Shenzhen-based Iflytek (002230.CN) is not a household name yet, but MIT ranked it as the sixth smartest company in its world’s 50 smartest companies list released in June, behind global titans like Amazon (No. 3) and Google (No. 5), but ahead of Chinese tech giants like Tencent (No. 8).
Established in 1999, Iflytek is a Chinese pioneer in artificial intelligence (AI) research and development. The company has drawn investment from Chinese conglomerates like Fosun and Lenovo.
At the forefront in the AI space, Iflytek has recently developed a face recognition technology that has been incorporated into Huawei’s Honor Magic smartphone line.
The technology enables smartphone owners to hide some private information away from others. The handset camera can tell whether the user is the owner, and if not, certain designated information, such as photos or messages will be locked in.
Some jokingly said this technology would be very popular with men, who may not want girlfriends to know their secrets.
Of course, the true purpose of the technology is to protect personal data. It can also be applied to the protection of business information.
However, the new technology involves Huawei’s tapping into the user data of the popular instant messaging app WeChat. And this is what triggered a fight between Huawei and Tencent.
Huawei argued its access has been authorized by users through phone settings. But Tencent, which operates WeChat, regarded that as a breach of its customer database.
The episode reminds us of the standoff over user data between E-commerce titan Alibaba’s logistics unit Cainiao and the nation’s largest courier SF Holding Co. (002352.CN) in June.

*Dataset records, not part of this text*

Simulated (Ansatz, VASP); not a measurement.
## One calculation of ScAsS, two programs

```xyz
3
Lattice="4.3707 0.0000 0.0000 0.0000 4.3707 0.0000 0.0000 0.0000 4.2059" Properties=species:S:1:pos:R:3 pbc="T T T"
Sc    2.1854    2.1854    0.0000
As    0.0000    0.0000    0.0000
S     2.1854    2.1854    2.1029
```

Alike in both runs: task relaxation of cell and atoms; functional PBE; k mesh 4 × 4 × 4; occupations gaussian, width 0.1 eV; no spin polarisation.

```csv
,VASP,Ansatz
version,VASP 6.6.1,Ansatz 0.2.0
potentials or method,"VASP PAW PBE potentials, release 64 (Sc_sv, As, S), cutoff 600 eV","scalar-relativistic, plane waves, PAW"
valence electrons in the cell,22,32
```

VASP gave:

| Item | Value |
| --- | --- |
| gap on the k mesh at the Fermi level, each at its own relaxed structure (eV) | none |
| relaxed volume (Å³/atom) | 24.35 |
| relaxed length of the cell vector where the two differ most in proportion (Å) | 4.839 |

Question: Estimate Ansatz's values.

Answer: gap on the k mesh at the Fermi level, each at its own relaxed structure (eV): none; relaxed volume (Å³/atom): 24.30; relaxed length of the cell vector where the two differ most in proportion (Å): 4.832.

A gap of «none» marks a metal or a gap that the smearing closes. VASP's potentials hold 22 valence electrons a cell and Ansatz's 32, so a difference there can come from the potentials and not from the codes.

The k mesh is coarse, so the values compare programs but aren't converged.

The standoff began with SF Express refusing to provide data required by Cainiao for increased security verification, claiming these data did not originate from Taobao. Cainiao hit back, accusing SF of excessively using its Taobao customer data. It also removed SF Express as a shipping option and advised merchants to select alternative delivery methods. The data sharing resumed after the Chinese authorities stepped in.
Yet, these tussles demonstrate that user data is becoming a new strategic resource, something like oil in the old days.
This article appeared in the Hong Kong Economic Journal on Aug. 7
Translation by Julie Zhu
[Chinese version 中文版]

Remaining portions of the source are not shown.